The finance ministry in 2018 began to allow adjustments to the use of SPB proceeds. However, audit authorities found that some local governments ended up using the money to pay salaries and travel expenses, or to buy wealth management products, which not only contravened the letter and spirit of the regulations but also posed risks to their ability to finance interest payments and repay the bonds.

The new guideline makes it clear that adjustments should be taken as exceptions to the norm and that local governments should work on the basis that once an SPB is issued, funds must be used strictly in accordance with the purposes disclosed in the prospectus. If changes are needed, lower-level governments must get approval from the provincial-level government and register their new plans with the finance ministry, it said.

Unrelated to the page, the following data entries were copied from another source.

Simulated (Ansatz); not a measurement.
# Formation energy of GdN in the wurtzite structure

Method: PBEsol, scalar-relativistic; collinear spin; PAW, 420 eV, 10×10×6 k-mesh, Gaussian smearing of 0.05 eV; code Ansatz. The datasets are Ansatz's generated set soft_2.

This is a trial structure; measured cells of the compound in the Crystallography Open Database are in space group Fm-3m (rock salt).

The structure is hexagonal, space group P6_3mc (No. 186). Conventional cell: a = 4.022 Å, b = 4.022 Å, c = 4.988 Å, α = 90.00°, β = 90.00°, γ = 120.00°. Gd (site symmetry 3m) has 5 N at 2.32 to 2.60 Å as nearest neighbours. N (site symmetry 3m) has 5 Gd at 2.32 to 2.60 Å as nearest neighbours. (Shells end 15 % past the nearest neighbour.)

The guideline said local governments can only apply to modify the use of SPB funds under certain circumstances, such as when an investment project has funds left over after it’s been completed or if violations are found in the original project supported by the SPB.

Provincial governments should disclose information related to the adjustments in a timely manner and this should include the investment plans for the new project, the expected rate of return, other sources of funds, a risk assessment, a third-party credit rating, and legal reports.

The ministry also gave provincial governments the authority to scale back annual quotas for lower-level governments who make frequent and significant changes.

The government has named and shamed authorities who have misused SPBs over the past two years. An investigation by the National Audit Office ordered by the State Council last year as part of its annual report on the use of budgetary funds found that the bonds had been poorly managed with funds used to finance unprofitable projects.

The report, which was presented to lawmakers in June, revealed that some 41.3 billion yuan, or 3.25%, of the 1.27 trillion yuan of outstanding SPBs issued by 55 local governments were not used for the intended purpose. Some local governments invested 20.5 billion yuan in projects that had no income or whose annual income was insufficient to pay the principal and interest, prompting serious concerns about their solvency, the report found.

Vice Finance Minister Xu Hongcai flagged tightening supervision in August when he reported on implementation of the 2021 budget to lawmakers. He also said the ministry would step up monitoring of projects supported by SPBs and organize regular checks on the use of bond funds.

In June, the ministry issued new rules specifying that the allocation of SPB quotas for local governments will be linked to performance targets for the projects the bonds fund. A project operator or supervisor must set a performance target before seeking authorization to issue a bond. The ministry and provincial finance departments will take performance results into account as a factor in adjusting the allocation of SPB quotas for individual local authorities.